The answer is storytelling.
Most students think a presentation means sharing information. They gather facts, line them up neatly, and deliver them one after another. And while facts matter, facts alone rarely stay with us. A presentation that begins with a list of information may be accurate, but accuracy alone does not always create attention, connection, or memory.
A story does.
Storytelling does not mean your teen has to become dramatic, theatrical, or over the top. It simply means they learn to take the information they already have and shape it in a way that helps the audience feel interested. A story gives the audience something to picture. It gives the presentation movement. It gives the listener a reason to care.
And for teens, this is often the missing piece.
They may have the information. They may have the intelligence. They may even have the work ethic. But they need to learn how to make their message land.
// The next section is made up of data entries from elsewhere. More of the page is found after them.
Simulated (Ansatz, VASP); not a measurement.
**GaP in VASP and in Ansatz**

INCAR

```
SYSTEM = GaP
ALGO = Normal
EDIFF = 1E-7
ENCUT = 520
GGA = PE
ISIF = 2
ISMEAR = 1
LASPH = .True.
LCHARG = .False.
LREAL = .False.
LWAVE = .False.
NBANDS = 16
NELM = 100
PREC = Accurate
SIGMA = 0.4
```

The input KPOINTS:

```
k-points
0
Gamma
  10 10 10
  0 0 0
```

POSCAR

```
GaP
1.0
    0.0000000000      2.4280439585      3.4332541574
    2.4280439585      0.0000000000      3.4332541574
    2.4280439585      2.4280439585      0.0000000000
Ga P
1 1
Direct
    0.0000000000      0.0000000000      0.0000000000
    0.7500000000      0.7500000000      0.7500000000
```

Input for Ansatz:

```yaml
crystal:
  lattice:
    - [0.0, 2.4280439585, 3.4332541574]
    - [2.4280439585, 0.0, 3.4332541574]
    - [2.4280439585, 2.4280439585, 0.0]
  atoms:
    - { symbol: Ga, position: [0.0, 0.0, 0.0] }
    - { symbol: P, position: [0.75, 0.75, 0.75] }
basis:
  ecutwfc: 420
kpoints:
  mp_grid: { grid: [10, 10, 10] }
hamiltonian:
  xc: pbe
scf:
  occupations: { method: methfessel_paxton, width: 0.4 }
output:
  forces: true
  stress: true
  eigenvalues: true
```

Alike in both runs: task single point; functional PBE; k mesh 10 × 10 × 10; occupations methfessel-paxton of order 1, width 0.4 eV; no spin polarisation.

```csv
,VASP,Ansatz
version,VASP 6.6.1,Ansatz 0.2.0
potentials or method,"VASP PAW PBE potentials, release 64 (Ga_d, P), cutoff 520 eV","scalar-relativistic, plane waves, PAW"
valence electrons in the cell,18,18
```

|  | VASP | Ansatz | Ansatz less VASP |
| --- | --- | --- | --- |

The Storytelling Hack: Turn Information Into a Mini Story
When I teach students storytelling, I do not ask them to memorize a long formula. I ask them to remember one simple idea: do not just report what happened, make us care that it happened.
That is the heart of storytelling in public speaking.
A teen can talk about a vacation, a book, a science project, a service experience, a personal challenge, or even a school assignment in a way that feels flat. Or they can take the same material and turn it into a mini story that helps the audience lean in.
The difference is not usually the topic. The difference is the structure.
A good mini story has three basic ingredients. It begins with a hook, it brings the main event up front, and it leaves the audience with something to remember.
Start With a Hook That Pulls the Audience In
Many teens begin presentations in the most predictable way possible.
“Today I am going to talk about my trip to France.”
There is nothing wrong with that sentence. It is clear. It is polite. It gets the job done. But it does not exactly make the audience sit up in their chairs and think, “Please tell me more immediately.”
A hook changes that.
A hook could be a quick personal moment, a surprising image, a question, or an “imagine this” opening. It gives the audience a doorway into the presentation instead of making them stand outside while the speaker lists the agenda.
For example, instead of beginning with, “Today I am going to talk about my trip to France,” a student might begin with, “Imagine cutting your birthday cake high above the ground on one of the most iconic buildings in the world.”
Now we are listening. Now we have a picture in our minds. Now we want to know what happened next.
This is exactly what happened with one of my students. She had prepared a presentation about her best vacation, which was a trip to France. Her first version was organized like a travel diary. She started with the first day, moved to the second day, continued through the trip, and eventually ended with the flight home. It was accurate, but it did not yet have the energy of a story.
After learning the storytelling hack, she changed her opening. Instead of walking us through the trip from beginning to end, she started with the most memorable moment: celebrating her birthday near the Eiffel Tower. That one change transformed the entire presentation. Suddenly, the trip had a heartbeat. Everything else could be built around that central moment.
That is what a hook does. It gives the audience a reason to care before asking them to absorb information.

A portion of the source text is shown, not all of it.